Thanks, it never occurred to me that a phone call vs. a text would make a difference.

 

 

I have to remind myself to be civil here......after all,we're strangers.

I want to say of course a phone call could make a difference. As if this is an obvious thing.

But I know for many people.....texting is a given.

I'm not quite sure I understand why.

But what the heck; I'll go for it.

 

There's this thing about wanting to hear the sound of someone's voice.

As if - nothing they could ever write could possibly have the same impact as the sound of them.

Let's just suppose for a minute you have good ears.

By that I mean you know how to listen...................

(sort of like knowing how to read between the lines?)

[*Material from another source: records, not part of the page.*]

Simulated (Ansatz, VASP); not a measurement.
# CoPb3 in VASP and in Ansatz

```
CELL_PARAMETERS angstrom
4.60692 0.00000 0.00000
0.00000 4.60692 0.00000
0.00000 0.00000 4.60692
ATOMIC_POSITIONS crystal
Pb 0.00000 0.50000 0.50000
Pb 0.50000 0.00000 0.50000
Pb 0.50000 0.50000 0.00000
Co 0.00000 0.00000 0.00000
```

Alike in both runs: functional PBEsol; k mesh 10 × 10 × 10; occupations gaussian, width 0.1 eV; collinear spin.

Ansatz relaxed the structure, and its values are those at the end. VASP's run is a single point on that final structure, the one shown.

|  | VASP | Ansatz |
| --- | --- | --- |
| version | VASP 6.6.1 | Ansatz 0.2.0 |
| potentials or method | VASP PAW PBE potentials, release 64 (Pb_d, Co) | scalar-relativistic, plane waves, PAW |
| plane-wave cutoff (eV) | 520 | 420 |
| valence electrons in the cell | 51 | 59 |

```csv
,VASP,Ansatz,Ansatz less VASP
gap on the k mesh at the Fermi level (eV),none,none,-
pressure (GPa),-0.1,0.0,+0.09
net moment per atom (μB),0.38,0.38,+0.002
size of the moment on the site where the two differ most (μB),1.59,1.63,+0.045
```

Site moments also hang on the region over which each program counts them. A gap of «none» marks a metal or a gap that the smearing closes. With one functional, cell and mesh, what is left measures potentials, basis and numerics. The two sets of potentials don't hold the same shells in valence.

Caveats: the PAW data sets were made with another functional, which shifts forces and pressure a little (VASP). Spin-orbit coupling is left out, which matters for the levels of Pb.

Except, instead - knowing how to hear inside the speech - the tone, the inflection, the phrasing, the pauses, the timbre, the accent......the voiceprint, so to speak.

 

Beyond all that - many people, unless completely comfortable with the art of writing (and it is an art) - can talk rings around their ability to put it in print. A comfortable conversational skill.

 

All this can make a phone call do things a text cannot.

 

On the other hand - there are people who hate phones, being on the phone, feeling trapped by a phone.....and all of that.

I never text. Ever. Yet I email all the time.

You've probably guessed that I usually have a lot to say.

You'd be right.

Which makes a few dozen paltry characters feel practically useless.

 

One thing's for sure though. If I sense any tension from not being understood, misunderstood...........from what I write........it's a no-brainer to want to switch to verbal discussion with lots of audio prompt.

(Back to those listening and hearing skills again.)

And of course - it works both ways. Both sides. You hear them - they hear you.

 

A little story. It's kinda cute.

I recall the first time I ever told a girl that I loved her.

I was 17. Moody. Terrified. Determined.

I used the three basic words to put it across....no more, no less.

 

I remember to this day, exactly how she responded.

(she was a sensible girl of few words, liked to say a lot with a little)

To this day, this has never changed (46 years later)

She replied: "Not a good idea. People get hurt.")

Now - that was true enough.

But the point of the story is this:

She had damned good ears.

She didn't just hear what I said......she heard how I said it.

She knew it was true.

That impressed her.

So much so that in time (three months later) she said the same thing back to me.

Only she stepped out of her own pattern. She gave me a speech.

Helluva speech it was, too.

 

There is no way possible that those three words written (in whatever medium) could have had the tiniest fraction of the impact they actually had, when I said them.

It was the sound of them..........in the way that I spoke them - that made them mean exactly what I intended them to mean.

 

And what was that?

(they were true)

And how did she know that?

Like I said.....she had damned good ears. Still does.